For the Records is a series of articles by special guest writer Mike McCubbins on his favorite albums of the 2010s. Click here to read the entire series. Photo credit: screenshot from the album’s YouTube trailer.
There’s a proprietary aspect to my love of some music. Some music belongs to everyone. Some songs and albums are a social experience. They live on that bigger cultural stage which we can all see from our nosebleed arena seating. If I count myself, it is only as one among a crowd.
Then there are albums that feel like a little corner that only I know about. I want to invite you there, but if I found you occupying them already, I might as easily be surprised and dismayed to have lost the privacy of my experience than be delighted to have perhaps found a kindred spirit. Land Observations’ 2014 album The Grand Tour has been one of these experiences. It’s the only album on this list that doesn’t even have its own Wikipedia entry.

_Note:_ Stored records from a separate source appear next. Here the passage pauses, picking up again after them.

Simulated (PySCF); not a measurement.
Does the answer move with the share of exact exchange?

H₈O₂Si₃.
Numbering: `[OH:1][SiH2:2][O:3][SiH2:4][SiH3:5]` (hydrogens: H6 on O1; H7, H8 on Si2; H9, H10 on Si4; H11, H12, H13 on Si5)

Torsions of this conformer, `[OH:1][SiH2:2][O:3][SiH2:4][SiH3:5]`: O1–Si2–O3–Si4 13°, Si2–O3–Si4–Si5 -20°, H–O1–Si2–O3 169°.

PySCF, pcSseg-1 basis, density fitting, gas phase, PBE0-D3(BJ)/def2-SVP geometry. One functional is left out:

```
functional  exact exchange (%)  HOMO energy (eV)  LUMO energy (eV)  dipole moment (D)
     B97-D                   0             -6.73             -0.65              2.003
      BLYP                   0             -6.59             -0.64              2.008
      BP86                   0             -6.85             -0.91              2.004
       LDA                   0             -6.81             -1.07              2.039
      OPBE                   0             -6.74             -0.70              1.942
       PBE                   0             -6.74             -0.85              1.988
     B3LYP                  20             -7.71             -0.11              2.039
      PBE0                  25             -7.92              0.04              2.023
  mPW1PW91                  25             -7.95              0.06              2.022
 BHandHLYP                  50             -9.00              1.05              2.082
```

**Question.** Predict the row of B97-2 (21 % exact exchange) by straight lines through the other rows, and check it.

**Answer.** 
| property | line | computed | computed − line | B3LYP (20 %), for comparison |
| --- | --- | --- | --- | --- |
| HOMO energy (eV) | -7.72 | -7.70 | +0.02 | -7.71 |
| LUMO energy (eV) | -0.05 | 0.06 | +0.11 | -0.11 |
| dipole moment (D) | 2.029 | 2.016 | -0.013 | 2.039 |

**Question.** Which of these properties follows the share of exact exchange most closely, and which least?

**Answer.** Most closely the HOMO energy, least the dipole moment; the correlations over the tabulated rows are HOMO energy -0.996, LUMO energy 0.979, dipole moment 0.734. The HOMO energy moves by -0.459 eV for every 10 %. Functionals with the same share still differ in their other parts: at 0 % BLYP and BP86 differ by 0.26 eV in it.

Land Observations is the solo work of musician James Brooks, who previously headed the experimental post-rock trio Appliance. The Grand Tour is the spiritual if not literal sequel to Land Observations’ 2012 album Roman Roads IV-XI. The presentation of LO’s two albums lend them the sterile chin-stroking stature of a fine-art ambient release. Both are limited instrumentally to a single undistorted, looped, and layered guitar. Their passages are spare and minimal. Beyond their mechanically numeraled and dusty historical variations-on-a-theme context, the name of the project itself—“Land Observations”—feels coolly scientific.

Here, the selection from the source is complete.